I am struggling to figure out where i am/what I'm doing.
I married in 2013, and we had our first child in 2016, and second in 2017. We have 2 awesome boys.
In October 2019 he slept with one of his female friends. I put this down to him being sad that his brother was relocating to another country (it all happened after his brother's leaving do). I struggled with what to do at the time, but figured we would give it a try to fix things. We went to an initial Relate session and talked about what had happened... they suggested sex counselling for me... as my husband said he cheated as he wasn't getting the intimacy from me that he wanted.
I agreed (as my sex drive has never been particularly high) and thought it was worth investigating - perhaps if that was better, our relationship would be better. We were on the waiting list and were eventually offered some sessions... but he never confirmed and thus we didn't ever get to counselling.

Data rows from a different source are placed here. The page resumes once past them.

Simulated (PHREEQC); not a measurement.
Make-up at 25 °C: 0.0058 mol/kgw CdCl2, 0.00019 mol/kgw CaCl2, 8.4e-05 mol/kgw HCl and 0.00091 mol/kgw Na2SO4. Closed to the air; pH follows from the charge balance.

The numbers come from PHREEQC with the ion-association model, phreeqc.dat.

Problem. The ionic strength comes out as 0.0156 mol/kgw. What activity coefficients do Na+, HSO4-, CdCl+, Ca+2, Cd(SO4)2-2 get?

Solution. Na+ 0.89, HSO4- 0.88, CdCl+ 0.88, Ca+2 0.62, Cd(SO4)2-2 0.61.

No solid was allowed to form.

Things got a little better as he felt guilty. Though he still felt he could be friends with the person he cheated on me with. I forced him to cut ties if he wanted to be with me. Which he did (although I still caught him talking to her another time before he actually cut ties).
He's always liked a drink and being sociable but it seems to have escalated. He drinks most nights and thus results at times in a hangover where he wont want to move from the sofa (our boys are now 4 and 6...). Our boys know that daddy wont get up out of bed for them in a morning, so they just don't go to him.
In the last 6 weeks, 3 nights (at weekends) he has had people drinking at our house (normally just 1 or 2 family members or friends), which goes on until 1 or 2am - meaning i cannot sleep as they are loud and very drunk.
I suggested to him the other day that in future, could he please do it elsewhere as i cant sleep (it also makes our boys stir but i didnt tell him that). He has barely spoken to me since.
As a result I dealt with the 20th anniversary of the death of my grandfather by myself without any support (we were really close and i cried a number of times that day).
Tuesdays our sons go to karate. 7-8pm. it's a regular appointment and in our shared google calendar so no excuses. He forgot and scheduled to play snooker with his dad and brother.
So he had to join them late, resulting in him being short with our children as we got them ready for bed. I told him 'stop it' as he was being so short with them and he responds with 'i hate that!'
He regularly schedules things at times i have things planned for, meaning we have to ask our parents to help out for childcare, or i have to come home early so that he can also go out.
He never takes the kids to school, despite us both working at home and starting work at the same time (9am). If he has annual leave he only does things he wants to do (and still won't do pick up/drop off for school).
I feel like i'm his mother as some mornings i have to tell him to get up in time for work (and he's literally just started a new job).
2 weekends ago, i broke down to him as i was exhausted. I spoke to him as 'i feel....' so that i wasnt blaming him. But his suggestion was that I should see a doctor as he thinks there's something else going on. All washing and cleaning falls to me (admittedly i have fridays off to do some of that, but it needs more time than i have). He won't pay for a cleaner. So it has to get done sometime. He criticises when the house is 'dirty' but doesnt do anything about it. I told him i needed more help. His suggestion was that sunday mornings, we all do cleaning. Which would be great. It lasted 1 weekend.
He'll help tidy up the kitchen after dinner sometimes, empties dishwasher in the mornings and cut the grass when needed.
I am not depressed. I'm just really unhappy with how i'm treated.
So far this week in the evenings, Monday was band practice, today he's out with his dad playing snooker, tomorrow he's gaming with a friend, Thursday he's out with work and Saturday he's seeing a friend.
If we hadn't got children, i would be gone.
I feel like i can't leave, as otherwise he would barely see his children. Also I am very often the peace maker in the house as he is so strict / quick to shout at/reprimand them - he literally flies off the handle.
He has smacked our 4 year old before even though I've told him i don't agree with it and i think 4 is far too young for that sort of punishment regardless.
I am worried that our boys might end up scared of him. When i told him that, he pretty much told me that his dad was strict and their relationship is fine.
I fear his temper could lead to something else.
I really don't know what to do. I'm used to being given the silent treatment. If i tell him how i feel, he makes me feel like it's my fault.
Sorry if this is jumbled. I'm trying to make sense of all of this myself as i type.